If the electricity tariff is not increased as per the schedule set by the Bank, Nepal risks losing funding not only for Arun but all other sectors that the Bank funds—by up to two-thirds as a penalty. Similarly, if the World Bank is unhappy with the Ministry of Finance budget which is announced every July, ongoing funding for Arun can come to a grinding halt. Finance Minister Bharat Mohan Adhikari´s 11 July budget announce-ment for the financial year 1995/96 is a major test case. Will the Bank consider Nepal´s development budget for this year (which has dramatically increased spending through direct rural disbursements and by initiating a host of new social welfare programmes) to be at variance with the Bank´s reform programme?

According to the existing agreement (of June 1994) on the project, the cost of taking on Arun is that no matter which government comes into power, the real macro-economic policies of the country for the next decade will be fixed and tied to a reform programme, one that has been set by the Bank. Few governments would be willing to challenge the Bank, for fear of having funds withdrawn from the country´s largest ongoing develop¬ment project. Essentially, elected representatives who make up the Nepali government would not be free any more to evolve innovative strategies of development for the country. Their hands would have been tied by the Bank.

The Alternative Approach

The alternative approach espoused by the Alliance for Energy is based on the premise that hydropower should be cheap for the Nepali consumer and competitive to sell to India. Nepali engineers and workers should gain the capability to build power plants, the sector should use Nepali money, it should create jobs for Nepalis, and power projects should be spread out across the country.

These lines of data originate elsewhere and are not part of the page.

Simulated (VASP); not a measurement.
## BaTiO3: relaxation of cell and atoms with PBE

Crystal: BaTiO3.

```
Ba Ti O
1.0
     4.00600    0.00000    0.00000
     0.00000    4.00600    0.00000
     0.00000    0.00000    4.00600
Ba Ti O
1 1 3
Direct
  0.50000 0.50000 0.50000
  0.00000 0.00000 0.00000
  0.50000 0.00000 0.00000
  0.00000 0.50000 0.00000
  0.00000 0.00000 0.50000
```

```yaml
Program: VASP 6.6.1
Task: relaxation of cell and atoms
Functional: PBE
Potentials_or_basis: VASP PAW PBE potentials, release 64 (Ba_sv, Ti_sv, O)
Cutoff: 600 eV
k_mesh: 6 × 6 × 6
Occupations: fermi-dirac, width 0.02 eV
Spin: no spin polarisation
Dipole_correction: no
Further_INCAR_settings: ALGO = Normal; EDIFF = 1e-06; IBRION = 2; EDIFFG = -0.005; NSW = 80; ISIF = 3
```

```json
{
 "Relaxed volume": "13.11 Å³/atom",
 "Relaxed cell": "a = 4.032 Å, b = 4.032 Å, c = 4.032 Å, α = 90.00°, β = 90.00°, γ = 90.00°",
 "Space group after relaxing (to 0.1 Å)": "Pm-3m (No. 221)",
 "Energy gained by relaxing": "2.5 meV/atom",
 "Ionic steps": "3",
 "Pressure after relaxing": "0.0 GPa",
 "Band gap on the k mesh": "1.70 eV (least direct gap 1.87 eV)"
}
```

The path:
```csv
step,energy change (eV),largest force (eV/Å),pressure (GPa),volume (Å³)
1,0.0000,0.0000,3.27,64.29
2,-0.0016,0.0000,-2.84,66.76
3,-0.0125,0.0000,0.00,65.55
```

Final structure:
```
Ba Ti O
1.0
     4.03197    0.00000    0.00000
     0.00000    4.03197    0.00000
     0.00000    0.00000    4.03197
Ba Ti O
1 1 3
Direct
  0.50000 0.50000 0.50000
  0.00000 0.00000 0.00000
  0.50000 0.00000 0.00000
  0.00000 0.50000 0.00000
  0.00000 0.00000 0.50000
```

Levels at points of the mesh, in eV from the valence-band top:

Inexpensive kWh. There is only one way to make hydropower inexpensive in Nepal, to make it affordable to Nepali consumers, and competitive for sale to India. And that is to get Nepalis to build the plants themselves. In India, if the cost of installing 1 MW of hydropower crosses the NRs 10 crore mark, it is considered a risky investment. In Nepal, rates are routinely twice as high as this. In the case of Arun, it comes to NRs 27 crore. However, the Butwal Power Company, using Nepali engineers, has built the 5 MW Andhi Khola Project and the l2MW Jhimruk at rates of NKs 5 crore and NRs 8 crore per MW respectively (1995 rates).

Decentralised hydropower development.
The alternative app¬roach envisions small hydropower schemes of less than 20 MW size built in a number of districts spread throughout the country. These schemes could be owned by private companies who would sell power to the national grid. They could also be owned by municipalities and districts which would generate power, consume what they need, and sell the remainder to the national grid. These decentralised producers would sell power to the NEA grid at a publicly announced fixed buy-back rate. NEA should make up the shortfall of what the private sector and the districts cannot build, but would otherwise concentrate on managing the national grid and distribution networks. This model has worked in all the major hydropower producing countries, including Switzerland, China and Norway.

Use Nepali money
. As far as possible, these schemes would be funded by commercial banks in the country or by the sale of national hydropower bonds in which Nepalis can invest. In the same way that Nepali engineering capability is not being used and thus is not enhanced within the prevalent paradigm of building large schemes through foreign aid, similarly, Nepali money is sitting idle when it could be used to develop hydropower in the country. Stagnant money that is presently merely helping increase real estate prices in Kathmandu Valley can easily provide the engine for hydropower development.

Hydropower must create jobs.
The construction of hydropower schemes is an industry in itself. If a decentralised, labour-intensive hydropower strategy is employed, within a decade this industry could be employing as many as 35,000 people directly and 200,000 people in support activities. The added advantage is that workers would not crowd the cities, and they would be employed in rural areas all over the country.

District development.
Imagine a situation where each of the 75 districts in Nepal received 72 crore rupees over the next eight years for hydropower development from the central government. With that much money, each district could develop its own hydro station of 7 to 10 MW. On average, a hydro scheme of this size will generate NRs 10 to 15 crore worth  of electricity a year at present rates. If the initial investment were provided to the district on loan terms similar to what NEA receives, the repayment on this would be around NRs 7.5 crore each year and the rest would be in¬come for the district.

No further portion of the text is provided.